20 June 2017
Erin Lynch, Director
Employers focus a lot on sexual harassment. This is largely due to its prevalence and the impact it can have on an organisation. The Australian Human Rights Commission conducted a national survey in 2012 which found that, over the previous five year period, one in four women and one in six men were sexually harassed in the course of their employment.1
In terms of the impact on an organisation, sexual harassment can lead to:
- emotional and physical damage;
- a hostile working environment;
- criminal liability;
- vicarious liability; and
- public scrutiny.
Given the focus on sexual harassment and our knowledge about its impact, what are the questions we have always wanted to ask, but were too afraid?
Appearance, dress and personality, do they lead to sexual harassment?
It is not uncommon in discussions around allegations of sexual harassment to hear phrases such as “did you see what he or she was wearing” or “but they never said they didn’t like it”.
The case law tells us that while a person’s appearance, dress, personality or conduct may be factors that are considered when allegations of sexual harassment arise, they will not ultimately determine whether a finding of sexual harassment is made. What needs to be determined is whether the perpetrator’s conduct amounted to sexual harassment. The legal elements of sexual harassment are not based on how the alleged harasser saw the situation or the factors that influenced his or her views.
For example, in Collins v Smith (Human Rights)  VCAT 1029, an alleged change in the victim’s behaviour, and a suggestion that by continuing to place herself in close proximity to the perpetrator (including requesting meetings with him after hours), the victim had herself engaged in behaviour that was not consistent with the conduct she alleged against the perpetrator, were addressed. While accepted as relevant considerations, it was noted that “it is not appropriate to criticise the employee on the basis that she should have handled the sexual harassment better or should have stormed out of the room or escaped from the harasser earlier”.
Further, in Trolan v WD Gelle Insurance and Finance Brokers Pty Ltd  NSWDC, the defendant’s submissions sought to criticise the plaintiff’s credit and focussed on what the Court considered to be irrelevant matters. These centred around the perpetrator’s after hours visits to the complainant’s home for business purposes and a suggestion that she was shown in photographs (taken at the home) to have been wearing a short dress well above knee height.
Can a customer or client sexually harass an employee?
If you walked into most workplaces today, you would find policies and procedures around discriminatory behaviour and sexual harassment by employees. But you are far less likely to find policies and procedures that address situations and potential liability where a customer or client acts in a discriminatory or harassing manner towards an organisation’s employees.

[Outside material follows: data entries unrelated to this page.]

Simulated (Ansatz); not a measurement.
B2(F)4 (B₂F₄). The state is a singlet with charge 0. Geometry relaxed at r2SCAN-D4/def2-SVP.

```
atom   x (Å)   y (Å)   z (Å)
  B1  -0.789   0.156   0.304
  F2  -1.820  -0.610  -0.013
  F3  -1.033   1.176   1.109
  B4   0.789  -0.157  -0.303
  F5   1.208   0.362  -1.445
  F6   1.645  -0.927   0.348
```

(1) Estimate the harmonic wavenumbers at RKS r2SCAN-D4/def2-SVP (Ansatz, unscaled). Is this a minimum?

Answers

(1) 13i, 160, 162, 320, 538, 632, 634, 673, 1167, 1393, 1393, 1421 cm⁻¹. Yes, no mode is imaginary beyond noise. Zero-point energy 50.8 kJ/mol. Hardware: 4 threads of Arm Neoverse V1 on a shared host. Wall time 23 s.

Under the Sex Discrimination Act 1984 (Cth) (“SD Act”) it is unlawful for any person to sexually harass another in the course of seeking or receiving the provision of goods, services or facilities from another person. This creates an obligation on a customer or client to refrain from sexually harassing employees. Additionally, employers who “cause, instruct, induce, aid or permit” another person to do an act that is unlawful under the SD Act may be found liable for the conduct.
This means that if an employer has knowledge of sexually harassing behaviour by a customer or client that affects their employees and does not take all reasonable steps to stop that behaviour, then it may be “permitting” the person to engage in acts that are unlawful under the SD Act.
Personal relationships at work – how should they be treated?
In recent months we have seen a number of media headlines commenting on office romances, for example, when the Seven Network sought an urgent court order in the New South Wales Supreme Court to stop a former executive assistant disclosing details about her relationship with the company’s CEO, and the QBE CEO forfeiting part of his STI bonus for delaying the disclosure of a personal relationship with an employee.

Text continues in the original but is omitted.